The song was the theme song for the movie “The Blob” which featured a giant jelly-like gob of bubble gum that just kept growing and growing and growing devouring all and everything in its path. Steve McQueen made his debut in the film as the fast-thinking teenager who said, “Fly the thing to the frozen Arctic, it’s afraid of the cold.” It worked, Steve went on to be a star and The Blob is still up there somewhere under the snow, waiting.

The Blob was released as a double feature with “I Married a Monster from Outer Space.” They don’t make movies like that anymore. Actually, I kinda miss ‘em.

Now, we have blogs. Whooo, Whooo. Whooo. I know, it sounds scary, but they really aren’t — most of the time. You’re reading one. Sorry, no catchy song here about growing globs of gum oozing from your laptop or smart phone. Just a blog.

The word “blog” is a combination of the two words, “web” and “log.” Take the “b” from web and add it to the “log” from log and you have a “blog.”

Why did they do that?

Because a blog is a WEB site that allows the site owner to LOG into the web each day (really as often as the owner likes) where that person in charge can post a piece of brand new writing for others to read and those others can post their own responsive comments (if the site allows comments to be posted – this site doesn’t to ensure all materials are suitable for young readers). Each blog post is dated and timed on a searchable LOG, which is another reason for the “log” in blog. It’s all very ordered and bloggy

A traditional web site is static in its content and does not normally change daily. You go there to read about things, but what you are reading may only change when, for example, the product or pricing changes.

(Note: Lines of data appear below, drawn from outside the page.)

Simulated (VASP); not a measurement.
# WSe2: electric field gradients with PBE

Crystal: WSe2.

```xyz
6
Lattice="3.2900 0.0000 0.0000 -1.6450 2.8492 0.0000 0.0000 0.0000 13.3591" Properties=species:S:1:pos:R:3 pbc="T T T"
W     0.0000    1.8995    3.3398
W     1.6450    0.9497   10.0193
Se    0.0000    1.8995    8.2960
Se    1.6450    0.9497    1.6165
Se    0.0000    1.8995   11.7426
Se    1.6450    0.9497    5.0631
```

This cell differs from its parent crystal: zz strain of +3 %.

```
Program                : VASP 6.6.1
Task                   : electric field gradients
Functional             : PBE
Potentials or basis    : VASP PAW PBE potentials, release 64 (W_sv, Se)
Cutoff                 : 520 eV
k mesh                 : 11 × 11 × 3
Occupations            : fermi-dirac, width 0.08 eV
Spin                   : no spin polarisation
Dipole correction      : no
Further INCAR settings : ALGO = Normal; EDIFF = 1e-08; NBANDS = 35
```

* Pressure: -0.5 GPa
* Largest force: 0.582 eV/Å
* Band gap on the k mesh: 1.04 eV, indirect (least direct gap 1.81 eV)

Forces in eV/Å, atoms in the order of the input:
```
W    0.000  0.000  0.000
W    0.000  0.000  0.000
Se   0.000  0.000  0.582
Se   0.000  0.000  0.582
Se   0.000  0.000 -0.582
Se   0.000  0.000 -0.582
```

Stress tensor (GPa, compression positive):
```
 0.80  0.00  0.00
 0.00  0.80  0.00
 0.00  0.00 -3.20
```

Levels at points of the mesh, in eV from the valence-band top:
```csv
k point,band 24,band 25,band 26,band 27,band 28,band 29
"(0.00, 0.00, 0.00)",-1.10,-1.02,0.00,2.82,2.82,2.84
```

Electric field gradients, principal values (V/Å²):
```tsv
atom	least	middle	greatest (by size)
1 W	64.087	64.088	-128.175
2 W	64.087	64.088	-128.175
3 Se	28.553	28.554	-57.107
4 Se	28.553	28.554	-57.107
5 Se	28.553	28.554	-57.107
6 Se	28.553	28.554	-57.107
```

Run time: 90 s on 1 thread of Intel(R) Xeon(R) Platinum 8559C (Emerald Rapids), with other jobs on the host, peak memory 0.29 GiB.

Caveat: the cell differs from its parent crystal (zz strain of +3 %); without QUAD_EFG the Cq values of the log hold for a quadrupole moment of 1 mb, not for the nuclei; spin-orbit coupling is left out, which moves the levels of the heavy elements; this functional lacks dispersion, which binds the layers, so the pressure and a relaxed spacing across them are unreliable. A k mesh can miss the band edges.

It may take a lot of work to change the content on a traditional web site. Not so with a blog. A blog is changing all the time as new material is logged into the web through the blog portal. So, an active blog is constantly growing. It is devouring new facts and ideas and expanding with the thoughts, stories and word wanderings of its host. In theory, an over-active blog could take over the Internet and become “The Blob of the World-Wide Web.” Don’t worry. Most bloggers don’t write that much, but in potentiality, a blog could become the blob.

Today, most new web sites have a blog page where new material can be posted daily and a part of the site where the material does not change. This site is like that. You have a “Blog Posts” tab where daily during the week I place new material for you to read, and you have tabs for “Uncle Joe Stories” and “Mary & Other Stories” where the content only changes when a new story is added.

So, on this web site, you have both a fun Blog with constantly changing blog posts and a fixed Web Site with stories that stay the same. There is no blob here, nothing to stick to your shoe and eat the family car. And, I will say today what has never been said before for Uncle Joe Stories — here you can have “All the fun of a Blog without the Blob.”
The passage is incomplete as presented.